Sunday, 19 April 2015

Homebrew Discones


I need a broadband antenna for my SDR experiments, something that will cover 2M, 70cm and 23cm all in one would be nice. The discone seems like a reasonable general purpose omni-directional antenna with something resembling a 10:1 useable frequency range.



A bit of Googling and I came across an online calculator  so I used 140MHz as my lowest operating frequency (I had read somewhere that design figures can end up a bit short so start lower than you really want) and I came up with about 600mm for the cone sides and 428mm diameter for the top hat. I used copper coated steel TIG welding rods which are strong but also cheap and solderable. A tube of 28 2.4mm x 1m long rods was about AUD $19 from the local GasWeld store.

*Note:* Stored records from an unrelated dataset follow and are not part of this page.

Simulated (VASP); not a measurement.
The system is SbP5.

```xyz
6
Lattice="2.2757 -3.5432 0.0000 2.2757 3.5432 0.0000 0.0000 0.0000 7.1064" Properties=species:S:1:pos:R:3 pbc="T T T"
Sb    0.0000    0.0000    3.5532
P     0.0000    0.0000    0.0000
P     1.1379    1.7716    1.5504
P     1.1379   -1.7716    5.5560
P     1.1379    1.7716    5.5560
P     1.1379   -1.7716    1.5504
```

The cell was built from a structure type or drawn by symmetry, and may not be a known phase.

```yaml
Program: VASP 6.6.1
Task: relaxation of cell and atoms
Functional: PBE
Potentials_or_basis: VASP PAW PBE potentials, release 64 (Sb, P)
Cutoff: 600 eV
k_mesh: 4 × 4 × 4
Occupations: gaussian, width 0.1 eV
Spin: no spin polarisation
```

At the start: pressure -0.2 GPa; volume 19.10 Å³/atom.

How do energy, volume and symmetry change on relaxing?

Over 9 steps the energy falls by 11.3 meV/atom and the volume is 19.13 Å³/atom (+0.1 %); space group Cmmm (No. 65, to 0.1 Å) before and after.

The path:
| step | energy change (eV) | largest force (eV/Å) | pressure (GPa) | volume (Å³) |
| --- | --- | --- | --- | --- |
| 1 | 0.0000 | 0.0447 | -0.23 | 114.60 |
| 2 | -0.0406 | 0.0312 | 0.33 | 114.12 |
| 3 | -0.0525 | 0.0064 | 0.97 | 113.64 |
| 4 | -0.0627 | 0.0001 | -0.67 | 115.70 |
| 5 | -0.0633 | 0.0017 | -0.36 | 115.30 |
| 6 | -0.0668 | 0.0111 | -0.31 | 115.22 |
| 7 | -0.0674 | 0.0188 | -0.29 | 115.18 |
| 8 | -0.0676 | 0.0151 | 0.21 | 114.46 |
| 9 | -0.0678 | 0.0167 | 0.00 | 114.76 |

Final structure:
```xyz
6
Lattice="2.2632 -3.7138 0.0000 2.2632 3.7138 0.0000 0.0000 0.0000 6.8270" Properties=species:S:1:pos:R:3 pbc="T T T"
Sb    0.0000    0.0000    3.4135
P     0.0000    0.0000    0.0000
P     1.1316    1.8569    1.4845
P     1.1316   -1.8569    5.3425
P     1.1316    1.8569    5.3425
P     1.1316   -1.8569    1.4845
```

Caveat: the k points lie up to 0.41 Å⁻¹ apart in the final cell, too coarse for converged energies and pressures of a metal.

The eight radials forming the cone are soldered to a 15-20mm copper plumbing adapter, the inside of which is just right for sliding a bit of RG213 coax through. The top elements are soldered to a large washer. All a bit rough but this was only meant to be an experiment.

0-1400MHz sweep.
How did it sweep? Well, as you can see from the Rig Expert screen shot it's not as flat as I expected! The lowest usable frequency is about 152MHz where the VSWR is about 3:1 so really I should have designed it for about 130MHz and it may have come out usable on 2M (144-148MHz). 70cm and 23cm are fine. More experimenting required!! By the way I discovered these great heavy-duty microphone stands at Swamp in Fyshwick here in the ACT they are over 2m tall, very solid and well priced at $35 each. I also use them as speaker stands form a couple of studio monitors I have.

An update

I decided to build another Discone which would start a little lower so as to cover the airband. I also found the construction of the previous one a little fragile because I had soldered the ground radials to the outside of the copper fitting the coax passes through. So below is version two...
 
Discone version two - 120MHz up.

The top disc is again made up of copper coated steel welding rods, this time soldered to a brass disc. The overall diameter is 500mm. The ground radials are 694mm long and soldered into a gap formed by two copper plumbing fittings fitted together (see the pictures). This makes for a much more rigid assembly but the it could still do with a nice machined part to hold the disc and ground radials together. Now lots of photos which should be easy to follow.
Copper fittings. ID just right for RG213

Radials poked in gap
Soldered using 50/50 thick solder

Radials soldered into place.
RG213 fed through fitting ready to solder to top disc.

Top disc assembly
The resulting antenna has a frequency response very close to the design, the SWR drops sharply at 120MHz and they stays below 3:1 right up to about 1400MHz. I would have expected it to be a little flatter in places but perhaps their is some Discone matching black-magic I have not discovered yet. On air it seems to perform well.
This is the final frequency response of the new discone when swept from 1MHz to 3GHz. Quite usable on 2M (146MHz) up for transmit.